God creating sockpuppet accounts to argue with people on Reddit about corvids

[-] niph@hexbear.net 15 points 6 months ago

Just the same body, mind, and spirit teachings common to a huge swathe of human religions, personified in the most patriarchal and annoying way possible

[-] aaaaaaadjsf@hexbear.net 5 points 6 months ago* (last edited 6 months ago)

Isn't that every major monotheistic religion? Especially all the Abrahamic religions.
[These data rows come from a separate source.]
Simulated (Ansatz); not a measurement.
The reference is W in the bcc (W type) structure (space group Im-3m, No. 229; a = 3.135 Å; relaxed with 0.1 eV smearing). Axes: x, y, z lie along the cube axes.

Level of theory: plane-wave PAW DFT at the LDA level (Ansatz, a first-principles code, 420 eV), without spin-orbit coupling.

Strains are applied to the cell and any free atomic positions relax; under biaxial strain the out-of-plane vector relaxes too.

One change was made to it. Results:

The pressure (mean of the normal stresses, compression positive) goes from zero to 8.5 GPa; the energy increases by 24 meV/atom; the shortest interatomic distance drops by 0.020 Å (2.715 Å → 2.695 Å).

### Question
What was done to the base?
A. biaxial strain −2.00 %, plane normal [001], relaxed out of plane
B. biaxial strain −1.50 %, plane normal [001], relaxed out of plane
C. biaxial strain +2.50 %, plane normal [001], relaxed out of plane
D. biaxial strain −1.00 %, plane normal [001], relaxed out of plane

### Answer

Is monotheism really a wonderful advance in the history of thought, a qualitative progress? There are plenty of cunning minds (but when you say cunning, you could as well say ill-intentioned or malign, inspired by the Devil) who draw a parallel between this unique God (who is represented in the popular imagination, if not in the purified vision of the learned, as an old man with a white beard, a symbol of wisdom and authority) and the patriarch of the patriarchal system, the autocrat of the power systems. In this imagery, which adequately reflects what is actually experienced, it is obvious that the wise old male is closer to God than a woman or a youth. This is a projection into heaven that legitimizes the patriarchal order and autocracy which prevails on earth. In addition, the elimination of female deities, always important in nonmonotheist religions, only accentuates patriarchal domination. Those cunning minds will add that this only and all powerful God deprives them, poor bastards, of all power.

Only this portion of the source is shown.